## NLP Based Text Spam Detector


In [1]:
#import libraries
import pandas as pd
import nltk
nltk.download('stopwords')
from nltk.tokenize import RegexpTokenizer
from nltk.corpus import stopwords
from nltk.stem.porter import PorterStemmer

[nltk_data] Downloading package stopwords to
[nltk_data]     /Users/abdullah/nltk_data...
[nltk_data]   Package stopwords is already up-to-date!


In [2]:
#https://www.kaggle.com/uciml/sms-spam-collection-dataset
df_train = pd.read_csv('spam_train.csv', encoding='ISO-8859-1')
df_train.head(5)

Unnamed: 0,sms,category
0,"Go until jurong point, crazy.. Available only ...",ham
1,Ok lar... Joking wif u oni...,ham
2,Free entry in 2 a wkly comp to win FA Cup fina...,spam
3,U dun say so early hor... U c already then say...,ham
4,"Nah I don't think he goes to usf, he lives aro...",ham


In [3]:
df_test = pd.read_csv('spam_test.csv', encoding='ISO-8859-1')
df_test.head(5)

Unnamed: 0,sms,category
0,Well its not like you actually called someone ...,ham
1,"Nope. Since ayo travelled, he has forgotten hi...",ham
2,You still around? Looking to pick up later,ham
3,CDs 4u: Congratulations ur awarded å£500 of CD...,spam
4,There's someone here that has a year &lt;#&gt...,ham


In [4]:
tokenizer=RegexpTokenizer('r\w+')
stopwords_english=set(stopwords.words('english'))
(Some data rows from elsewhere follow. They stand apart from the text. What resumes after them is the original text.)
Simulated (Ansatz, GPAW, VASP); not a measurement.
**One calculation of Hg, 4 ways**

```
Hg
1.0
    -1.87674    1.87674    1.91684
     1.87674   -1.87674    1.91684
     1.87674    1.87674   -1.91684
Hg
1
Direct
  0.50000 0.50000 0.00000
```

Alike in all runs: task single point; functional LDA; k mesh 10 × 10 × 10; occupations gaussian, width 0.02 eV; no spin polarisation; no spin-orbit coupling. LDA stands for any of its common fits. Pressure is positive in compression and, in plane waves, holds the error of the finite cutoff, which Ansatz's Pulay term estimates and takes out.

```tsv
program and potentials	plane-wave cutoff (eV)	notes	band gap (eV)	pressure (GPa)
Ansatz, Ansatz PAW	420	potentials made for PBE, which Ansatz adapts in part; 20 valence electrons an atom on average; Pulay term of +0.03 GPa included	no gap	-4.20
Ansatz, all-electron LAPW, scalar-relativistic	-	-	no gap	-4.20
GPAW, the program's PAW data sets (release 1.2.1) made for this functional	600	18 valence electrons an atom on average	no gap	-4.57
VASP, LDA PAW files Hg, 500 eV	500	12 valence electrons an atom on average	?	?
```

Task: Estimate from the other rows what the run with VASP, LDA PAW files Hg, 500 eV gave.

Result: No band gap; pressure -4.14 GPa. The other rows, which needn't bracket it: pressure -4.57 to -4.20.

#Tokenizing & stemming & removing stop words
def cleanSms(sms):
 sms=sms.replace("<br /><br />"," ")
 sms=sms.lower()
 sms_tokens=tokenizer.tokenize(sms)
 sms_tokens_without_stopwords=[token for token in sms_tokens if token not in stopwords_english]
 stemmed_sms_tokens_without_stopwords=[PorterStemmer().stem(token) for token in sms_tokens_without_stopwords]
 cleaned_sms=' '.join(stemmed_sms_tokens_without_stopwords)
 return cleaned_sms

In [5]:
#Clean the data & plot it on X & Y
df_train['sms'].apply(cleanSms)
x_train = df_train['sms'].values
y_train = df_train['category'].values

df_test['sms'].apply(cleanSms)
x_test = df_test['sms'].values
y_test = df_test['category'].values

In [6]:
#Vectorize the data
from sklearn.feature_extraction.text import TfidfVectorizer
vectorizer = TfidfVectorizer(sublinear_tf=True, encoding='ISO-8859-1')
vectorizer.fit(x_train)
x_train=vectorizer.transform(x_train)
x_test=vectorizer.transform(x_test)

In [7]:
#Create model
from sklearn.linear_model import LogisticRegression
model=LogisticRegression(solver='lbfgs')
model.fit(x_train,y_train)

LogisticRegression()

In [8]:
#Predict Spam
model.predict(vectorizer.transform(["you won $900 in the new lottery draw. Call +123456789."]))

array(['spam'], dtype=object)

In [9]:
#Predict Ham
model.predict(vectorizer.transform(["Hello there. How are you doing?"]))

array(['ham'], dtype=object)

# Pickle operation

In [11]:
import joblib
joblib.dump(model,'myflask/spam_ham_model.pkl')
joblib.dump(vectorizer,'myflask/vectorizer.pkl')

['myflask/vectorizer.pkl']